Consider the parable of the Indian blind men, each of whom, when instructed to identify the essence of an elephant by touching only one part of it—trunk, ear, body, leg, or tail—came away with ‘logical’ conclusions that an elephant most closely resembled, respectively, a snake, parchment, a wall, a tree, or a rope (Goldstein 2010, p. 492).
This parable contains an essential lesson: like the blind men, we who study the past can touch it but we cannot see it. Viewing the past through any single lens results in a myopic, and, thus, an inferior, result. The task before us requires a truly holistic approach. We must meticulously scrutinize every available source of information relevant to the task. Metaphorically speaking, the goal must be ‘to touch as many parts of the elephant as possible’.
For the study of ancient ships, in addition to iconography, three other possible primary sources of evidence must be considered critically whenever available and relevant:
Textual evidence—Any pertinent contemporaneous written information must be evaluated to determine whether it can contribute to a better understanding of the image under study. Texts may deal with ships, their construction, their nationalities, their destinations, as well as a myriad of other considerations as, for example, a change in terminology that may supply an explanation for the odd manner in which artists depicted Noah’s Ark in Late Antiquity.5
Archaeological evidence—The actual remains of vessels and their equipment are, of course, of intrinsic relevance. Ships, subject to the comments above regarding preservation, remain the main source for our understanding of hull construction techniques and the shapes of vessels along with myriad other details. Shipwrecks still can surprise regarding aspects of the upper structures of ancient hulls. Note, for example, the discovery of fragments of a wickerwork fencing on the Uluburun shipwreck, which supplies an important archaeological confirmation to the fencing that is depicted on representations of Syro-Canaanite ships as they appear in the tombs of Kenamun and Nebamun (TT 17; Amenhotep II) New Kingdom nobles at Thebes (compare Figure 8 to Figure 4, Figure 5 and Figure 9) (Pulak 1992, p. 11 figure 12; Pulak 1995, p. 54 Abb. 25; Pulak 2008, pp. 302, 303 figure 99; Wachsmann 1998, pp. 44–45, 51, 56, 217).6
Ethnographical evidence—At times the manner in which ancient cultures perceived their world seems to be inexplicable to modern observers. Comparisons to ethnographical parallels from the present, or the recent past, aid in penetrating the conceptual world of bygone times. Studying the construction, manners of propulsion, and use of traditional ships of the present and recent past, can provide valuable clues to research enigmas. Utilizing ethnographic materials from disparate cultures across the globe and over vast expanses of time does not argue for any direct cultural connection: rather, it addresses the consideration that the human psyche, given similar problems and available materials, will tend towards analogous solutions and expressions (see, for example, Hornell 1938a, 1938b, 1943; Wachsmann 1980, pp. 292, 293 figure 7, 294 figure 8, 295; Wachsmann 1998, pp. 71, 73 figure 5.6, 74 figure 5.7, 75, 77 figure 5.14, 78 figure 5.15, 79 figure 5.17–18, 80 figure 5.19–21, 81 figure 5.22, 185 figure 8.44, 190, 193 figure 8.60, 194 figure 8.63, 195, 196 figure 8.65, 197 figure 8.66–67; Wachsmann 2002a; 2002b).

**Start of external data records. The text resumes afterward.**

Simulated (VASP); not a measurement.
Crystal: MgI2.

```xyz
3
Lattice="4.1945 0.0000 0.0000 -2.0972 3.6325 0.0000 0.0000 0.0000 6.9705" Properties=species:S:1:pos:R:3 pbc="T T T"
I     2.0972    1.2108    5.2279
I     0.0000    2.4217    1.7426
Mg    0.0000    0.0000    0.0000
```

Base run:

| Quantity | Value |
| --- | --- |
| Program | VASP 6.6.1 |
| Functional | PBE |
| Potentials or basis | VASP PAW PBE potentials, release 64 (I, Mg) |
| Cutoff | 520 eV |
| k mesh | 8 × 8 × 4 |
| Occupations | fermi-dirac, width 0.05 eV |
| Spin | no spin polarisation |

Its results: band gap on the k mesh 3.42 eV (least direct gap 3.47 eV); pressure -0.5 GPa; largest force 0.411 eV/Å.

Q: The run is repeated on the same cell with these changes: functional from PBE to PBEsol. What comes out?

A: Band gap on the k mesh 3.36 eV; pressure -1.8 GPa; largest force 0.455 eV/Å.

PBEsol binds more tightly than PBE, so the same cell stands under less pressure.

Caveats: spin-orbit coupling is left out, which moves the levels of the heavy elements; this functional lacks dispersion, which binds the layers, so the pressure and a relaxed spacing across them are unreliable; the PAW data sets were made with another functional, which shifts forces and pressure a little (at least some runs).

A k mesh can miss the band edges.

The following pages contain concerns and approaches for the study of ancient ship depictions, based on over four decades of studying these fascinating ancient treasures. To be clear, these comments only represent a few of the necessary considerations when trying to understand the nautical iconographic information left to us by the ancients. A complete checklist is beyond the scope of this paper.
One writes about what one knows: below, I mainly use my own research as illustrations, including, in some cases, my own errors, as cautionary tales. My interest in ancient ship iconography has focused primarily, although not exclusively, on vessels and seafaring of the Bronze and Iron Ages in the eastern Mediterranean. The following examples primarily spring from those epochs and that region. I particularly focus on a type of galley, or oared ship, with an open rower’s gallery that appears at the end of the Late Bronze Age in use by the Mycenaean Greeks and later by the Sea Peoples, as this particular corpus of ship images elucidates a number of pertinent issues. The concepts discussed here, however, should be applicable to ship imagery farther afield in time and space.

2. Shaving with Occam’s Razor

The first step in any study must be meticulous documentation of all types of possible evidence relevant to the ship representations under consideration.7
Be aware of the crucial role of seemingly invisible personal biases, as demonstrated by Amos Tversky and Daniel Kahneman in their Nobel-Award winning research (Tversky and Kahneman 1974; Kahneman 2011). Limit the effects of personal biases of which you may not be cognizant: do no harm. To try to contain my own biases, I endeavor to ‘shave’ my research approaches and conclusions with Occam’s Razor, defined by Webster’s Dictionary as, “a scientific and philosophical rule … that the simplest of competing theories be preferred to the more complex or that explanations of unknown phenomena be sought first in terms of known quantities (Miriam Webster s.v. Occam’s Razor n.d.)”.
In other words, keep it simple.8 In fact, Occam’s Razor serves as the single most effective guardrail against gaping chasms of bias, which one unfortunately all too frequently finds in the literature. Simply put, the more complicated the interpretation, the farther it is likely to stray from past realities and to enter the realms of modern scholarly conceits. To be clear, applying Occam’s Razor does not ensure that one will reach a correct interpretation of the past: it will ensure, however, that one will reach the least incorrect one by precluding the introduction of conclusions based on personal biases.
Assume nothing. I am not referring here to a hypothesis, which indicates a formulated thought process. The hypothesis may prove right or wrong, but the process itself is driven by intent and by curiosity. As opposed to this, assumptions derive directly from bias.
A cautionary tale. The Gurob ship-cart model is the most detailed known representation of the type of galleys used by the Mycenaeans and adopted by the Sea Peoples in the waning years of the Late Bronze Age and the Early Iron Age (Figure 10) (Wachsmann 2013). The archaeological record currently lacks any examples of this ship type. Expressed colloquially, if Helen of Troy’s face indeed launched a thousand ships, then at present the Gurob model is the closest that we can approach this ship type.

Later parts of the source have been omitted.